Blockchain to help Maersk track supply chain

IBM and Maersk to deploy blockchain solution

IBM and Maersk have announced they are to collaborate on a blockchain solution to track cross-border supply chains. The project is aimed at reducing the paperwork and increasing the security of shipping containers as they move around the world. There are tens of millions of shipping containers being moved around the world at any point in time. This creates a need to track them effectively to reduce crime and increase visibility.

Ibrahim Gokcen, Chief Digital Officer, Maersk
Ibrahim Gokcen, Chief Digital Officer, Maersk

According to Ibrahim Gokcen, Chief Digital Officer, Maersk: “As a global integrator of container logistics with the ambition to digitize global trade, we are excited about this cooperation and its potential to bring substantial efficiency and productivity gains to global supply chains, while decreasing fraud and increasing security.

The projects we are doing with IBM aim at exploring a disruptive technology such as blockchain to solve real customer problems and create new innovative business models for the entire industry. We expect the solutions we are working on will not only reduce the cost of goods for consumers, but also make global trade more accessible to a much larger number of players from both emerging and developed countries.

What does blockchain offer Maersk?

In two words, competitive advantage. Each shipping company and container port have their own container management solution. A lot of money is spent each year maintaining the integration between these systems. There is also a need to integrate with the customs systems run by governments around the world. It is a complex problem that creates gaps that allow containers to be lost, stolen or misused. A high percentage of counterfeit and stolen goods are moved in containers. The growth in people smuggling has also seen criminal gangs expand their use of containers into that market.

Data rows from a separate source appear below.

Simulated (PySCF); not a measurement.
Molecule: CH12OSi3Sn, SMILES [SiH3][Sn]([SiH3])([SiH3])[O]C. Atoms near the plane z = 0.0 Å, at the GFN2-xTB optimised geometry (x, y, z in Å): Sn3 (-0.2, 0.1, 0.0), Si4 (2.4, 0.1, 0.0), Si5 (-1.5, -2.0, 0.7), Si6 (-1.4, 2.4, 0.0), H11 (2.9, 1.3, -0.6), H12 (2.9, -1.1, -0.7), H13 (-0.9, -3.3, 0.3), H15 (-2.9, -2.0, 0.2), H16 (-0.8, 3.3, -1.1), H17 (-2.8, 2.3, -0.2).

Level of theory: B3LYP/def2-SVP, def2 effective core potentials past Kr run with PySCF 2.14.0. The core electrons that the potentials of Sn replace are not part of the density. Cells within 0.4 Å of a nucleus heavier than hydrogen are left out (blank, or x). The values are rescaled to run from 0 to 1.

What allows containers to be lost or used by criminal enterprises is the complexity of the paper chain. Blockchain offers an irrefutable digital footprint around each container. As a secure system access can be restricted to limit the risk of criminals identifying and targeting containers. Each containers blockchain ID is updated as it is moved. This means that there is a highly trusted record of where the container is.

IBM is already working with Dubai Customs and Dubai Trade to track all goods in and out of the country. It is likely to be using that project to demonstrate interoperability across multiple blockchain solutions. This is a key goal that Maersk will want to see. There is no point building a solution that cannot integrate to government run blockchain solutions. One of the big issues here will be the ability to move a blockchain ID across multiple systems.

The supply chain benefits of blockchain

All of this is done in real-time which offers substantial benefits throughout the entire supply chain. The press release highlights five of those benefits:

  • Blockchain, an immutable, security rich and transparent shared network, provides each participant end-to-end visibility based on their level of permission.
  • Each participant in a supply chain ecosystem can view the progress of goods through the supply chain, understanding where a container is in transit. They can also see the status of customs documents, or view bills of lading and other data.
  • Detailed visibility of the containers progress through the supply chain is enhanced with the real time exchange of original supply chain events and documents.
  • No one party can modify, delete or even append any record without the consensus from others on the network.
  • This level of transparency helps reduce fraud and errors, reduce the time products spend in the transit and shipping process, improve inventory management and ultimately reduce waste and cost.

These are not the only benefits available. The deal between IBM and Mahindra sees Mahindra Finance able to access blockchain records. This allows them to identify where goods are and to speed up payment to small suppliers.

IBM is also deploying blockchain across its own supply chain. It claims that this has reduced the number of disputes and cut the time taken for resolution from over 40 days to less than one week. The solution has also reduced the amount of money IBM has tied up in disputes with suppliers. It is about to move from pilot to full implementation and more details are expected at IBM InterConnect 2017 in two weeks.

Conclusion

IBM gave its blockchain assets to the Linux Foundation run Hyperledger Project last year. Since then it has announced over 25 major blockchain projects ranging from government to banking, supply chain to security. It seems determined to be the largest player in the blockchain market and to set the agenda for the technology going forward.

For Maersk and other organisations involved in the supply chain this is good news. This is not just about lowering the costs of managing the paperwork and systems integration. By speeding up the interoperability of blockchain solutions IBM is making it possible to add new customers and systems easily.

There is also a major cost cutting drive taking place in the container shipping market. Carriers are disposing of ships far faster than ever before due to oversupply. It has already claimed a major shipyard in Korea. Maersk will see this deal as giving it a significant competitive advantage over other players.